I grew up in Chester, Georgia. According to the 1940 census, its population was 340. That was less than a dozen years after the 1929 stock market crash. People didn’t have a lot of material things. Everybody believed that having enough to meet their basic needs was enough – everybody, that is, except one man.
He owned the only bank in town plus stock in several other banks. He owned the biggest grocery store, lots of stock in several industries, several thousand acres of farmland, and virgin timber scattered across Georgia. As many people would express it today, “He had a lot of stuff.” But, to him it still wasn’t enough. One day I heard him say, “I don’t want all the land in the world; I just want all the land next to mine.”
If he had owned all the land next to what he already owned it would likely still not have been enough. He was not a bad man. I never heard anyone say he was dishonest. He was a member of one our town’s churches, and he attended church on a fairly regular basis. But his primary focus was on the “stuff” to which he held a deed. He had more than enough, but to him it was not enough. He died and left it all!
Avarice is one of America’s sins. There are well over 30,000 self-storage facilities in our country offering over a billion square feet for people to store their surplus stuff. Fifty years ago this industry did not even exist. Americans currently spend almost $15 billion a year just to store their extra stuff.
William Randolph Hearst, for example, was a “stuffaholic.” He had 3,500 square feet in which to put his stuff. At one time he owned 50 miles of California coastline. His house contained 72,000 square feet in which he kept 3,500-year-old Egyptian statues, medieval Flemish tapestries, centuries-old hand-carved ceilings, and some of the greatest works of art of all time. Then he died. How shortsighted of him! We all will die one day.
Jesus said, “Do not store up for yourselves treasures on earth, where moth and rust destroy, and where thieves break in and steal. But store up for yourselves treasures in heaven, where moth and rust do not destroy, and where thieves do not break in and steal. For where your treasure is, there your heart will be also” (Matthew 6:19-20). One day we will all give an account for what God has entrusted to us. That will be either an occasion of great joy or one of deep regret.
Apostle Paul reminds us: “People who want to get rich fall into temptation and a trap and into many foolish and harmful desires that plunge men into ruin and destruction. For the love of money is a root of all kinds of evil” (I Timothy 6:9-10a). Even so, all of us have mail-order catalogs delivered to our homes in the mail. There are over 40 billion (that is right – billion). And every one of them has as its goal to influence us to buy more and more “stuff.” It is how things in the “want” category get moved up to the “necessity” category. It is what could be called “catalog-induced-anxiety.”

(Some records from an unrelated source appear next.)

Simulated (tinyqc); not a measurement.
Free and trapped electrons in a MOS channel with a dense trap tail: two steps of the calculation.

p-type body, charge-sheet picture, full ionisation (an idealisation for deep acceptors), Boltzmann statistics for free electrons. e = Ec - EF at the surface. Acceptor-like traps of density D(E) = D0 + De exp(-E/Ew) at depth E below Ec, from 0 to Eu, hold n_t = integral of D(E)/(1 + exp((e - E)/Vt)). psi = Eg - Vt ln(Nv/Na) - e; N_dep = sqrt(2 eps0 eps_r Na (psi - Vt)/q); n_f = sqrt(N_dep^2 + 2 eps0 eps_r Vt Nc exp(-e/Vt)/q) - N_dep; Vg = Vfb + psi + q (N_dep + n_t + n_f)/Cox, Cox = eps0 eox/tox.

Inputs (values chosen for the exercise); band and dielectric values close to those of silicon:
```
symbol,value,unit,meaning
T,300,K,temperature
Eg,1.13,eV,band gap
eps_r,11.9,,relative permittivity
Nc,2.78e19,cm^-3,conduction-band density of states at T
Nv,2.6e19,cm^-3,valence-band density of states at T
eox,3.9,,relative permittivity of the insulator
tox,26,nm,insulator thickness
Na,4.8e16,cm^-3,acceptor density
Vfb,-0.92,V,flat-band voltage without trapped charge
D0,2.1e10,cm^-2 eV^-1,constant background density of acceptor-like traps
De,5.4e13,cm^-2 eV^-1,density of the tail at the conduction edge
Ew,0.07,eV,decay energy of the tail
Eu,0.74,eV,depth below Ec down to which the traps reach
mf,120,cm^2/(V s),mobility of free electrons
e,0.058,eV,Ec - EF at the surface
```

Yale theologian Miroslav Volf says that there are two kinds of richness in life: “richness of having” and “richness of being.” Richness of having is an external circumstance; richness of being is an inner experience. When we focus on the richness of having it is because we have been led to believe that this is where happiness lies. Nothing could be further from the truth. John D. Rockefeller once said, “I have made millions, but they have brought me no happiness.” J.J. Astor said, “I am the most miserable man on earth.”
Multitudes of people in our country have no soul satisfaction. But I have some good news: the richness of being is always available. You can have very little stuff, and with God’s help, still be rich in the ways that count. It is what will enable you to become compassionate, generous, grateful and joyful.